Re: [PATCH v6] numa: make node_to_cpumask_map() NUMA_NO_NODE aware

From: Yunsheng Lin
Date: Mon Oct 14 2019 - 04:00:55 EST

On 2019/10/12 18:47, Greg KH wrote:
> On Sat, Oct 12, 2019 at 12:40:01PM +0200, Greg KH wrote:
>> On Sat, Oct 12, 2019 at 05:47:56PM +0800, Yunsheng Lin wrote:
>>> On 2019/10/12 15:40, Greg KH wrote:
>>>> On Sat, Oct 12, 2019 at 02:17:26PM +0800, Yunsheng Lin wrote:
>>>>> add pci and acpi maintainer
>>>>> cc linux-pci@xxxxxxxxxxxxxxx and linux-acpi@xxxxxxxxxxxxxxx
>>>>> On 2019/10/11 19:15, Peter Zijlstra wrote:
>>>>>> On Fri, Oct 11, 2019 at 11:27:54AM +0800, Yunsheng Lin wrote:
>>>>>>> But I failed to see why the above is related to making node_to_cpumask_map()
>>>>>>> NUMA_NO_NODE aware?
>>>>>> Your initial bug is for hns3, which is a PCI device, which really _MUST_
>>>>>> have a node assigned.
>>>>>> It not having one, is a straight up bug. We must not silently accept
>>>>>> NO_NODE there, ever.
>>>>> I suppose you mean reporting a lack of affinity when the node of a pcie
>>>>> device is not set by "not silently accept NO_NODE".
>>>> If the firmware of a pci device does not provide the node information,
>>>> then yes, warn about that.
>>>>> As Greg has asked about in [1]:
>>>>> what is a user to do when the user sees the kernel reporting that?
>>>>> We may tell user to contact their vendor for info or updates about
>>>>> that when they do not know about their system well enough, but their
>>>>> vendor may get away with this by quoting ACPI spec as the spec
>>>>> considering this optional. Should the user believe this is indeed a
>>>>> fw bug or a misreport from the kernel?
>>>> Say it is a firmware bug, if it is a firmware bug, that's simple.
>>>>> If this kind of reporting is common pratice and will not cause any
>>>>> misunderstanding, then maybe we can report that.
>>>> Yes, please do so, that's the only way those boxes are ever going to get
>>>> fixed. And go add the test to the "firmware testing" tool that is based
>>>> on Linux that Intel has somewhere, to give vendors a chance to fix this
>>>> before they ship hardware.
>>>> This shouldn't be a big deal, we warn of other hardware bugs all the
>>>> time.
>>> Ok, thanks for clarifying.
>>> Will send a patch to catch the case when a pcie device without numa node
>>> being set and warn about it.
>>> Maybe use dev->bus to verify if it is a pci device?
>> No, do that in the pci bus core code itself, when creating the devices
>> as that is when you know, or do not know, the numa node, right?
>> This can't be in the driver core only, as each bus type will have a
>> different way of determining what the node the device is on. For some
>> reason, I thought the PCI core code already does this, right?
> Yes, pci_irq_get_node(), which NO ONE CALLS! I should go delete that
> thing...
> Anyway, it looks like the pci core code does call set_dev_node() based
> on the PCI bridge, so if that is set up properly, all should be fine.
> If not, well, you have buggy firmware and you need to warn about that at
> the time you are creating the bridge. Look at the call to
> pcibus_to_node() in pci_register_host_bridge().
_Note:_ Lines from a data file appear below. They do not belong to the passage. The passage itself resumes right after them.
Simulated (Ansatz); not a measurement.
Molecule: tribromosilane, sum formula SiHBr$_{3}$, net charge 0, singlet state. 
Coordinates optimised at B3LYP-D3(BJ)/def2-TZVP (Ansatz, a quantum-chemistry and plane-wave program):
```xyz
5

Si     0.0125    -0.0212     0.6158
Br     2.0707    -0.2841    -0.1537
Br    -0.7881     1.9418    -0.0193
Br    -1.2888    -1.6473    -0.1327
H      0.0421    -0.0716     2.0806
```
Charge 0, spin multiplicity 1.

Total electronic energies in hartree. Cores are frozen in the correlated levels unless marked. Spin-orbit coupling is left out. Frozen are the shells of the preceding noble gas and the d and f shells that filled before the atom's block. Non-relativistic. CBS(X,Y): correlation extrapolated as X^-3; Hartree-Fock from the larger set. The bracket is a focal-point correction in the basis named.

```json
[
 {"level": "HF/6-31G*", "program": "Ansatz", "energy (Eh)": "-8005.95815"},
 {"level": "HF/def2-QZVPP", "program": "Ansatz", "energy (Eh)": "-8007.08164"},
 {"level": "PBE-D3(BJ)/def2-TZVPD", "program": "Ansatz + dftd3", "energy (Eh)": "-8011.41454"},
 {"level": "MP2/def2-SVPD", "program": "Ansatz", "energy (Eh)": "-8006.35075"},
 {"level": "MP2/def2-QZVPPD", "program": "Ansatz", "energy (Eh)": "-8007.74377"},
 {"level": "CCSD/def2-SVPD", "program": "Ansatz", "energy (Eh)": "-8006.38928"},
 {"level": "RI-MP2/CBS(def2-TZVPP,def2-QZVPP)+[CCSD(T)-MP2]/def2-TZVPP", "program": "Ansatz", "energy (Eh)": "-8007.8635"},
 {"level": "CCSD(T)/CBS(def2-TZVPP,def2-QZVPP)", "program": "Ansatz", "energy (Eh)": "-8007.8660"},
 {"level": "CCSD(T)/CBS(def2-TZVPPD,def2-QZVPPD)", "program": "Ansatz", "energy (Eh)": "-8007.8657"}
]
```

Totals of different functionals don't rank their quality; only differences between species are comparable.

Thanks for pointing out the specific function.
Maybe we do not need to warn about the case when the device has a parent,
because we must have warned about the parent if the device has a parent
and the parent also has a node of NO_NODE, so do not need to warn the child
device anymore? like blew:

@@ -932,6 +932,10 @@ static int pci_register_host_bridge(struct pci_host_bridge *bridge)
list_add_tail(&bus->node, &pci_root_buses);

+ if (nr_node_ids > 1 && !parent &&
+ dev_to_node(bus->bridge) == NUMA_NO_NODE)
+ dev_err(bus->bridge, FW_BUG "No node assigned on NUMA capable HW. Please contact your vendor for updates.\n");
return 0;

Also, we do not need to warn about that in pci_device_add(), Right?
Because we must have warned about the pci host bridge of the pci device.

I may be wrong about above because I am not so familiar with the pci.

> And yes, you need to do this all on a per-bus-type basis, as has been
> pointed out. It's up to the bus to create the device and set this up
> properly.

Will do that on per-bus-type basis.

> thanks,
> greg k-h
> .